Creating a simple Copy Data in Azure Data Factory can gives headaches sometimes. Getting an exception type of Microsoft.DataTransfer.Common.Shared.PluginRuntimeException. dataConsistencyVerification says VerificationResult is Unsupported. There was nothing fancy setup. It was a copy data with a source of anonymous api endpoint with an x-api-key header attached. It was sinked to a data lake landing zone with one-to-one mapping and settings that enables staging to the data lake storage account.

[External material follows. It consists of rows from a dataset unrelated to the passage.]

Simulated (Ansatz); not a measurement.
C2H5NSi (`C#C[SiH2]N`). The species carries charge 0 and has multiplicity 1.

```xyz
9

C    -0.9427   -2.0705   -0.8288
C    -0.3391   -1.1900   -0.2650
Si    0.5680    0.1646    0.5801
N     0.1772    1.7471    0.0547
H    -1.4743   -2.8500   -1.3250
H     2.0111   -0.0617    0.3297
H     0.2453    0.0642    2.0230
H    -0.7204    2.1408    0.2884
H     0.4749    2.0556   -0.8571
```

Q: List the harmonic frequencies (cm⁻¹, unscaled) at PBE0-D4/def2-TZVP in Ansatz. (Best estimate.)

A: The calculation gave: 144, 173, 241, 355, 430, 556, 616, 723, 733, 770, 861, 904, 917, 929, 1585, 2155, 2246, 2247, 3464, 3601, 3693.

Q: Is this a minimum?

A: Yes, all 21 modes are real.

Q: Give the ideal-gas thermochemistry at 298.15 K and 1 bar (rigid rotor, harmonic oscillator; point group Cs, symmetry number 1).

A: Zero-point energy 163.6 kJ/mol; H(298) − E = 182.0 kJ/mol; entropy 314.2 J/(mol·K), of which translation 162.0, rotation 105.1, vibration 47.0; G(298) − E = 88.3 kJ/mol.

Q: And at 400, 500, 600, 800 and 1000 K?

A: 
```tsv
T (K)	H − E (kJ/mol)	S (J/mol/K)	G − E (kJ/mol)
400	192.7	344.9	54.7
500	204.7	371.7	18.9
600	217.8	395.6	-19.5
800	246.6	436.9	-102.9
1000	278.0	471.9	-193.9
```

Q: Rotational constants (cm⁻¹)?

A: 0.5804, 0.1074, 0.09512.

"Message": "ErrorCode=AzureDatabricksCommandError,Hit an error when running the command in Azure Databricks. Error details: org.apache.spark.SparkException: Job aborted.\r\nCaused by: org.apache.spark.SparkException: Job aborted due to stage failure: Task 0 in stage 120749.0 failed 1 times, most recent failure: Lost task 0.0 in stage 120749.0 (TID 121214) (... executor driver):
org.apache.spark.SparkException: Task failed while writing rows.\r\n
Caused by: com.databricks.sql.io.FileReadException: Error while reading file abfss:REDACTED_LOCAL_PART@...dfs.core.windows.net/staging/.../AzureDatabricksDeltaLakeImportCommand/data_...txt.\r\nCaused by: org.apache.spark.SparkException: Malformed records are detected in record parsing.
Parse Mode: FAILFAST. To process malformed records as null result, try setting the option 'mode' as 'PERMISSIVE'.\r\n
Caused by: org.apache.spark.sql.catalyst.util.BadRecordException: org.apache.spark.sql.catalyst.csv.MalformedCSVException: Malformed CSV record\r\nCaused by: org.apache.spark.sql.catalyst.csv.MalformedCSVException: Malformed CSV record\r\nCaused by: org.apache.spark.SparkException: Task failed while writing rows.\r\nCaused by: com.databricks.sql.io.FileReadException: Error while reading file abfss:REDACTED_LOCAL_PART@...dfs.core.windows.net/staging/.../AzureDatabricksDeltaLakeImportCommand/data_...txt.\r\n
Caused by: org.apache.spark.SparkException: Malformed records are detected in record parsing. Parse Mode: FAILFAST. To process malformed records as null result, try setting the option 'mode' as 'PERMISSIVE'.\r\n
Caused by: org.apache.spark.sql.catalyst.util.BadRecordException: org.apache.spark.sql.catalyst.csv.MalformedCSVException: Malformed CSV record\r\nCaused by: org.apache.spark.sql.catalyst.csv.MalformedCSVException: Malformed CSV record."
Going through the error message it’s not directly clean at first glance what’s going wrong besides it identified some malformed csv record.
But finding the course of error:
Task failed while writing rows.\r\n
It turned out one of the fields could contain new line escape character. Which Data Factory can’t handle unfortunately.
There are two ways to go about this. Either do the whole request and mapping in Databricks instead or change the Sink setting of your Copy Data pipeline to use a json or whatever format you have it in instead.
It doesn’t get ride of the problem, but now we at least have the data stored in our staging storage account. Here on out we can not handle these new line escape character in Databricks or Data Flow pipeline.